The practice, she added, “really is the injustice of the post-independence world.”

It’s not just global financial practices Mottley wants to change — it’s also how often officials get together to talk about these issues.

Over the weekend at the Munich Security Conference, Mottley told the audience that she wants heads of state and government to convene climate summits not once a year, but two to three times. Not necessarily more COPs — the annual U.N. climate summit — but certainly more high-level gatherings.

“I think 12 months is too long a period for us to wait now to determine whether we’ve failed or succeeded in decision making and in execution,” she said, “because the window for effective action is narrowing.”

She added: “You don’t need the theatrics of the COP. You do need countries coming to the table.”

One idea is to delegate decision-making authority to regional bodies, Mottley suggested, “because 193 states sitting at a table will always be difficult.”

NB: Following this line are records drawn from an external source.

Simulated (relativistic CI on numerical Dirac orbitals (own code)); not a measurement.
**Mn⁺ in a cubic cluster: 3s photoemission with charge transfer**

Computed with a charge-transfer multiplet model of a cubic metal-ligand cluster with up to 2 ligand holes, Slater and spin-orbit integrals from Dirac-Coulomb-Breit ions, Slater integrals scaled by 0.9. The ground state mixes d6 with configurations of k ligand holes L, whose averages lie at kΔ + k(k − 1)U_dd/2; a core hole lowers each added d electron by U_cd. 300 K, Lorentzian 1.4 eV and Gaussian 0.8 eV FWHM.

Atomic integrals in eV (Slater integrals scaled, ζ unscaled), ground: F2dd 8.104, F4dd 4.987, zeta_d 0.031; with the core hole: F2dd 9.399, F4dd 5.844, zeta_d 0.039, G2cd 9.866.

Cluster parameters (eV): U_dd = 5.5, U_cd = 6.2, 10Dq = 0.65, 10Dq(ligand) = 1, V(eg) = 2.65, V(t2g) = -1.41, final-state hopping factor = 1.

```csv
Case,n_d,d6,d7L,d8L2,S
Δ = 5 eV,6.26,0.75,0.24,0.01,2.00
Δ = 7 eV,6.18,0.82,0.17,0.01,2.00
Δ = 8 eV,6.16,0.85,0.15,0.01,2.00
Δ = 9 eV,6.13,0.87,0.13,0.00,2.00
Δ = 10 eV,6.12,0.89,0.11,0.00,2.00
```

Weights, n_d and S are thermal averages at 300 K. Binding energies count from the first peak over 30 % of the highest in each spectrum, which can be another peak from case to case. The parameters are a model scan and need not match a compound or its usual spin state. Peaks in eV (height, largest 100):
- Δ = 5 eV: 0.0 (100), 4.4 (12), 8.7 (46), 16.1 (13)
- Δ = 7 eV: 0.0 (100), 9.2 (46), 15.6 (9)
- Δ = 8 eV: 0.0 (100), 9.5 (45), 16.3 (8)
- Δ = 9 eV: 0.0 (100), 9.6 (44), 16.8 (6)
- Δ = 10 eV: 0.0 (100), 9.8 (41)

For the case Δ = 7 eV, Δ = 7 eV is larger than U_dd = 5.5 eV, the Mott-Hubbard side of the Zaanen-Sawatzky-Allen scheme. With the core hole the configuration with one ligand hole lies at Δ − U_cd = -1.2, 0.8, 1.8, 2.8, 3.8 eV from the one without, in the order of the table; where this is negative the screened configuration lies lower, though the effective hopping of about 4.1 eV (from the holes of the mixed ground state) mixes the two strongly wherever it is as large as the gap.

Dutch Climate Minister Rob Jetten, who met Mottley at the airport to discuss water management and finance issues, concurred: “If you want to make sure that we have new forms of insurance, financing, debt relief programs, etc., then you will have to meet each other a lot in the upcoming years because otherwise, we will be too late.”

Mottley also warned that preparing countries to handle climate shocks should get more attention than “sexy” issues like climate disaster funding, which is the focus of an ongoing global effort to erect a fund for communities to rebuild after extreme weather events.